The best material to work on is something that is visibly already taking place in the person's everyday life, that needs improvement. It is certainly an active subject if she is living it. So, if the client comes in and states what she currently has problems with in life, then we can be sure that it is an active subject ready to address and resolve.
Life tends to bring up stuff that people ought to be working on. For that matter we could say that that is the whole purpose of life. It presents situations that represent something the person has to learn. Generally we can be sure that if life has called a subject to the person's attention then it is primed and ready to learn from.
A subject that is active in life would be pretty much anything that the client would find important enough to bring up as a concern when you start the session. It could be a problem, an upset, a difficulty, a lacking ability, a desired outcome. That the client brings it up means that it is active.
If the client doesn't bring anything up then it will be up to the facilitator to activate something.
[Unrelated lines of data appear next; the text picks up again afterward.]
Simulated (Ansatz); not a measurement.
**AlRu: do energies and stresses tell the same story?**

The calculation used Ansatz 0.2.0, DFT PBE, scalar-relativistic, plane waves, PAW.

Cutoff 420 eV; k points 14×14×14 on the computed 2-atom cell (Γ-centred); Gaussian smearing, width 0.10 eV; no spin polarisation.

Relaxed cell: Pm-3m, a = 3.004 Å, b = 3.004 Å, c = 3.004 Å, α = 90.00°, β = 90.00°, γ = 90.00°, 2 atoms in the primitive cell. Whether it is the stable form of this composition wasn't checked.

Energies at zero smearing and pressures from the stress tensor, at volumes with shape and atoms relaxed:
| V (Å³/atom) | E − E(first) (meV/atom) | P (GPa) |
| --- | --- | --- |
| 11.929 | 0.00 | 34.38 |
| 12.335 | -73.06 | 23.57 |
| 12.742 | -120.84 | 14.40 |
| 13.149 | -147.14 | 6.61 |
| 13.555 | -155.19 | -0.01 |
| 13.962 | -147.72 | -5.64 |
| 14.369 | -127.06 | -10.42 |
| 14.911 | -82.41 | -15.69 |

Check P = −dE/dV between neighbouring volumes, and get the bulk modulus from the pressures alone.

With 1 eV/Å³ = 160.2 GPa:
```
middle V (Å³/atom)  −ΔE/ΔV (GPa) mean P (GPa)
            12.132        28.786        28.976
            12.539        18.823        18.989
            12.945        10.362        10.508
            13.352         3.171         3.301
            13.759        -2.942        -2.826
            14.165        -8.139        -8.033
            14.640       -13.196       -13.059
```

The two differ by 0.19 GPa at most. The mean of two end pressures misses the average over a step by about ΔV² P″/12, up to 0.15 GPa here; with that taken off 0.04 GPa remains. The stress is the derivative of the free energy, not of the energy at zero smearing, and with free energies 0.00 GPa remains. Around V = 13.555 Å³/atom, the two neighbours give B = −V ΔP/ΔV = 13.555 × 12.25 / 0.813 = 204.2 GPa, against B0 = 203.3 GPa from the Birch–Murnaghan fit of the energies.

The facilitator can only activate areas that are potentially loaded for the client. The client must at least have a potential that she currently isn't aware of. The facilitator will call attention to such an area and thereby it will become activated. The facilitator might guess at an area that is a candidate for activation, or she might simply pick a general area from a list of likely subjects.
Never work on a subject that isn't activated. The client's interest will be the measure of that. If she is interested in improving the area then it is active. If she is not interested in it, it isn't active.